Owned by Shoshanna's old college friends Rachel and Ziva, Jamba Jeans allegedly "cracked open the market on athletic denim." They were doing so well that they were preparing to expand into T-shirts, and they had set up the W.E.M.U.N. (which stands up Women Entrepreneurs Meet Up Now) event for professional women to meet and work together. It all sounded great (Shoshanna was clearly impressed), but it was all fiction: there's no such thing as Jamba Jeans in the real world. If there was, they might be facing a copyright infringement lawsuit from Jamba Juice.

The idea of "athletic denim" is apparently not a new one, though, at least when it comes to jeans for muscular body types. But it wasn't totally clear in-episode just what Jamba Jeans meant by athletic denim. Jeans that fit especially muscular bodies? Workout gear that looked like denim (i.e., jeggings)? Workout gear made from denim (which definitely wouldn't be comfortable)? The world may never know.

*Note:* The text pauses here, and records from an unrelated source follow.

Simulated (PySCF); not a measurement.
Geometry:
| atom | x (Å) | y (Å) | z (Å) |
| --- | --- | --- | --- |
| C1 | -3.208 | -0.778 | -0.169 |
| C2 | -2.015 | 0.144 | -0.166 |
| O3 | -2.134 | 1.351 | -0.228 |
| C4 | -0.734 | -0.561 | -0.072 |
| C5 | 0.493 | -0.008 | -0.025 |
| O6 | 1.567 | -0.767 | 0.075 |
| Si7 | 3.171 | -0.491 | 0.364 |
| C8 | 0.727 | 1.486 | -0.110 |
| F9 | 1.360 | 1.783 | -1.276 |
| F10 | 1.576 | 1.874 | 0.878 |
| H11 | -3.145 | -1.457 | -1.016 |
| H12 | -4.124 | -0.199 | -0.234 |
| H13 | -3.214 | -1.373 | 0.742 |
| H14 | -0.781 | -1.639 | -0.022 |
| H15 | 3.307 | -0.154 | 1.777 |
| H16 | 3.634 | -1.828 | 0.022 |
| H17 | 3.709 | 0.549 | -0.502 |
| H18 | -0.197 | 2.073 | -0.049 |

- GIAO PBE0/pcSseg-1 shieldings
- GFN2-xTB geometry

Jamba Jeans wasn't a real company and doesn't even seem to have a real life counterpart; instead it existed to serve an important function in Shoshanna's story. Jamba Jeans represented everything she missed out on or gave up on, all of the decisions that led to the life she is currently living. Jamba Jeans served as Shoshanna's Sliding Doors; if she hadn't skipped out on the trip to Aruba where the company was conceived, then everything could be different. It could be perfect.

Girls is all about its four protagonists navigating their way through the world as they try to find some stability or purpose, even if that means missing out on opportunities or giving up on dreams. In "Hostage Situation," Jamba Jeans was more of a metaphor for that than anything else.